Artifact Review Summary: Boki: Stateful Serverless Computing with Shared Logs

Artifact Details

Badges Awarded

Artifact Available	Artifact Functional	Results Reproduced

Description of the Artifact

The artifact is located in https://github.com/ut-osa/boki-benchmarks. The correct version of the artifact is in the main branch. According to the authors, this repository includes source code of evaluation workloads of Boki, and scripts for running experiments. It includes all materials for the artifact evaluation of the SOSP ‘21 paper Boki: Stateful Serverless Computing with Shared Logs.
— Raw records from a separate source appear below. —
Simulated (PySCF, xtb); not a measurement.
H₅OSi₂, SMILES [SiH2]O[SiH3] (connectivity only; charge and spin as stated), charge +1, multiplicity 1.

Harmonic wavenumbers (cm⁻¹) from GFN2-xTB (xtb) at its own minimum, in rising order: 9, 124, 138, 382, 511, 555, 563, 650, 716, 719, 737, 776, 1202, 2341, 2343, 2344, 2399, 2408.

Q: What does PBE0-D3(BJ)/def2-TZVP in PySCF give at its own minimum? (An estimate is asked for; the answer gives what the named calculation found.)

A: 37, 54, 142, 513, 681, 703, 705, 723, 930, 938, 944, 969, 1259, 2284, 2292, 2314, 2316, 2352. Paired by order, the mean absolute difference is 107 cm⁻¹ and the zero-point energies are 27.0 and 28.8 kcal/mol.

According to the reviewers, the artifact includes three major modules:

the core algorithm of Boki (source code in ~/boki)
the evaluation suites (evaluation programs in ~/workloads, configuration files and execution scripts in ~/experiments)
supporting materials (pre-compiled docker files in ~/dockerfiles, auxiliary utility functions in ~/scripts, and a document ~/README.md)

The entry point for the evaluation is at ~/experiments/run_quick.sh. Logically, this script executes all run_once.sh scripts in each of the experimental directory with a set of configurations.

According to all reviewers, the artifact is well organized in structure and is easy to evaluate. Reviewers can run experiments successfully under documental guidance.

Environment(s) Used for Testing

Two environments were used successfully for the evaluation: the author-provided environment and the user-built environment.

Some reviewers used the public EC2 instance at region us-east-2 well prepared by the authors to run experiments. This instance was a t3.micro instance with 2 vCPU cores, 1GiB RAM, 12GB EBS disk. As for the software, it was based on Ubuntu 20.04 with all the necessary dependencies such as Python 3.8.10 installed.

Others created the EC2 instance on their own. The EC2 instance was based on the AMI artifact presented by the author. That instance was configured to a t2.micro type with 1GB RAM, 1 vCPU core, and 16GB disk space. The controller machine run on Ubuntu 20.04.2 LTS with Python 3.8 installed.

Any of the pre-mentioned instances serves as a controller machine in the cluster that hosts all the serverless experiments. config.json in each experiment folder determines what kind of cluster should be created for the evaluation.

Step-By-Step Instructions to Exercise the Artifact

Setting up the controller machine.

For an author-provided environment, the authors granted reviewers access to the instance by acknowledging public keys. The instance had pre-installed all required packages. Therefore, no extra operations are required for evaluation.
For a user-built environment, to build up an environment suitable to run experiments, the reviewer took these additional steps:
- Redirect python from Python 2.7 to Python 3.8 with commands sudo rm /usr/bin/python and sudo ln -s /usr/bin/python3 /usr/bin/python.
- Install packages unzip and python3.8-venv to unzip and install aws CLI version 1.
- Configure your aws CLI within the instance to allow connections to itself.
- Clone the repository with all git submodules with git clone --recursive https://github.com/ut-osa/boki-benchmarks.git
- Execute scripts/setup_sshkey.sh to setup SSH keys that will be used to access experiment VMs.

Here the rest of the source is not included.